Analysis on the conflict men v. women found in Antigone Many conflicts can be found within various plays. In Sophocles' Antigone one of the many conflicts found is men versus women. The king of Thebes, Creon, has a problem with women. But not only the king, Ismene, Antigone's sister as well refers to herself and her sister as being inferior to men. Women generally do not have the courage to stand up to their husbands.

Yet Antigone is brave enough to disobey Creon's law and ready to face the consequences. Her sister on the other hand is not this courageous. Ismene, instead says, "we are only women, we cannot fight with men, Antigone! The law is strong, we must give into the law in this thing, and in worse' (923, Sophocles). Within the conflict of men versus women, Creon automatically assumes the killer is a man.

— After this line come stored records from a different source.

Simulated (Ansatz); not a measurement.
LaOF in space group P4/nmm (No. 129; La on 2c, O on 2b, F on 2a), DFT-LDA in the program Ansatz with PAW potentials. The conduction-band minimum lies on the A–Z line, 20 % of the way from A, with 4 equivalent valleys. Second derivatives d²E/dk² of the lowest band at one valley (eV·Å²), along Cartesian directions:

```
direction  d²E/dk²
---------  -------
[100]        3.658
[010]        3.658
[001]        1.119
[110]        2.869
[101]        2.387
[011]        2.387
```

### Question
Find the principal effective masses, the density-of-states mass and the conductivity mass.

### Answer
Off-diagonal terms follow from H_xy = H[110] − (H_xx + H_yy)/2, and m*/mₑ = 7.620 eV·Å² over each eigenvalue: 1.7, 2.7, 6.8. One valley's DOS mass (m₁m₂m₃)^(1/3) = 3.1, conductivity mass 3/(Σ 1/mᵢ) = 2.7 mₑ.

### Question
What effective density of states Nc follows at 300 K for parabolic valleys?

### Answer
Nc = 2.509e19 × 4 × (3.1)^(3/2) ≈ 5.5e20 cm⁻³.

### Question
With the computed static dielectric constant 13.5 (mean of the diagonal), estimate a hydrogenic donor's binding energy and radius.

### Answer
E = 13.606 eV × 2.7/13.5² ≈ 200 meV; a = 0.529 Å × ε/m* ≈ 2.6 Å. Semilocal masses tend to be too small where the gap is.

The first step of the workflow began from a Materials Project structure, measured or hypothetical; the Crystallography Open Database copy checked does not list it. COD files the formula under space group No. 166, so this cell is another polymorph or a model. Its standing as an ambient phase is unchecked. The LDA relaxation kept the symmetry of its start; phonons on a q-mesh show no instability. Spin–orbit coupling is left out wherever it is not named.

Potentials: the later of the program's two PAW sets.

When Creon is talking to the Sentry in scene one he says, "the man who has don't this thing shall pay for it! Find that man … bring me that man!' (929). Creon is quick to blame the crime on a man. Not once did it cross his mind that the one whom was guilty of burying Polynices could have been a woman. After the Sentry revealed Antigone to Creon and she confessed to burying her brother, the king was still baffled. Then Ismene and Antigone were arguing whether they were equally guilty or not. The Creon replies, "one has just now lost her mind; the other, it seems, has never had a mind at all' (934).

Again he goes on and insults women. He makes women look weak and less then men. Throughout the play, Creon continues to criticize women. He makes them look like they do not have a mind of their own; "for they are but women, and even brave men run when they see Death coming' (934).

The conflict between men and women is shown throughout Sophocles' Antigone. Creon himself has a problem with women and Ismene knows that she is a woman and should not get involved.